A huge spam list composed of 711 million records was uncovered last week in the Netherlands.
Troy Hunt, founder of Have I been pwned? (HIBP), was notified of the list through Benkow moʞuƎq, a malware hunter, and added it to his website so that users can check if their details are in the list.
In a blog post, Hunt explains how the 711 million records are the largest data set he has loaded into HIBP. He claims: "...that's almost one address for every single man, woman, and child in all of Europe."
Hunt said: "The gap I want to fill here is to explain what I can about the data because there'll be a very large number of people finding themselves on HIBP and wondering what on earth is going on."
He outlines that the listing contains "masses and masses" of email addresses which are used to deliver spam to. He said that "a single file may contain tens or even hundreds of millions of addresses."
In some cases, there are even email addresses and passwords. Hunt's own email address appears in the records twice.
— Have I been pwned? (@haveibeenpwned) 29 de agosto de 2017
However, even though there are 711 million email addresses, the number of real humans in the data is less as some of the emails have "junk", such as an HTML file name, prefixed to the address. Hunt suggests parsing wasn't done very well because of this.
Hunt also found email addresses which had passwords paired with them. He randomly selected a dozen email addresses, checked them against HIBP, and found that all of them had been exposed in the LinkedIn data breach.

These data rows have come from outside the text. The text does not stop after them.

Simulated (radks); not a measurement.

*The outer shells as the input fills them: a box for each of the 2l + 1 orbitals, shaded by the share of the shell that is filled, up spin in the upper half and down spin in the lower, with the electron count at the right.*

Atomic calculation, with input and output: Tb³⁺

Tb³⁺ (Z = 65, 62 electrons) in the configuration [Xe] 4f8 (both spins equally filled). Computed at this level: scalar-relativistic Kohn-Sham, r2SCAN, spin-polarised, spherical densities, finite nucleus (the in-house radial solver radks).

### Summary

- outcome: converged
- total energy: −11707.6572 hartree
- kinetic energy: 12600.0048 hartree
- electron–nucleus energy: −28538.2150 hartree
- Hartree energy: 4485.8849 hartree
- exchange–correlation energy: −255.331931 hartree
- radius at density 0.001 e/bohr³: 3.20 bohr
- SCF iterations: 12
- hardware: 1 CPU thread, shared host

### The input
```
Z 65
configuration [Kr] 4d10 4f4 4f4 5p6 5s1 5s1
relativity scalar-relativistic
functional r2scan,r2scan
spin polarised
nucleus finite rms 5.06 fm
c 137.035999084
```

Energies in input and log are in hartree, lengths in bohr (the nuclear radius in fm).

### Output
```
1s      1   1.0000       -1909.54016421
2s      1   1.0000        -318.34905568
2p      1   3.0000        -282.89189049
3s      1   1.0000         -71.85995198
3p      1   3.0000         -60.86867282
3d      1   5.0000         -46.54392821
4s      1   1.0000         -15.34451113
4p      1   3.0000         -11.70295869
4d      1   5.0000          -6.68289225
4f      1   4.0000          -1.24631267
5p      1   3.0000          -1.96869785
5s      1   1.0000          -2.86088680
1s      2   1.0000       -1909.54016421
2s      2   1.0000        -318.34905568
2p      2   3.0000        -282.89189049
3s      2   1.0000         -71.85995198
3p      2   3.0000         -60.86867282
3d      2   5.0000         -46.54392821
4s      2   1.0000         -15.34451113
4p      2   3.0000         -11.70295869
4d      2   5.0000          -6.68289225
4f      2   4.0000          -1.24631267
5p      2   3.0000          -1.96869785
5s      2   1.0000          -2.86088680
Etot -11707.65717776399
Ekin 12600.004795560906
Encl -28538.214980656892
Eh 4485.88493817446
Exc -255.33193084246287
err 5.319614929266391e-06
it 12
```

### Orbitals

Hunt encountered data from the Exploit.In combo list. "A similar file (with a similar naming structure) contains 4.2 million email address and password pairs, this time with every single account having a hit on the massive Exploit.In combo list," he said. "This should give you an appreciation of how our data is redistributed over and over again once it's out there in the public domain."
One file contains over 3,000 records with email, password, SMTP server and port which Hunt says gives spammers a range of mail servers to send their messages from.
Hunt highlighted the breadth of this breach: "It took HIBP 110 data breaches over a period of two and a half years to accumulate 711m addresses and here we go, in one fell swoop, with that many concentrated in a single location. It's a mind-boggling amount of data."
The largest data set which Hunt had uploaded into the website prior to this was the 393 million records from River City Media in January 2017.
The IP address of the spambot is based in the Netherlands and Hunt and Benkow have been communicating with authorities in order to get it shut down.
Hunt suggests checking HIBP to see whether you have been affected.
It also emerged today that two million customers were hit by a CeX hack. CeX told customers last night that it had been hacked and personal details, such as name, email address, phone number and in some cases passwords, had been accessed. CeX advises customers to change their login details as soon as they can.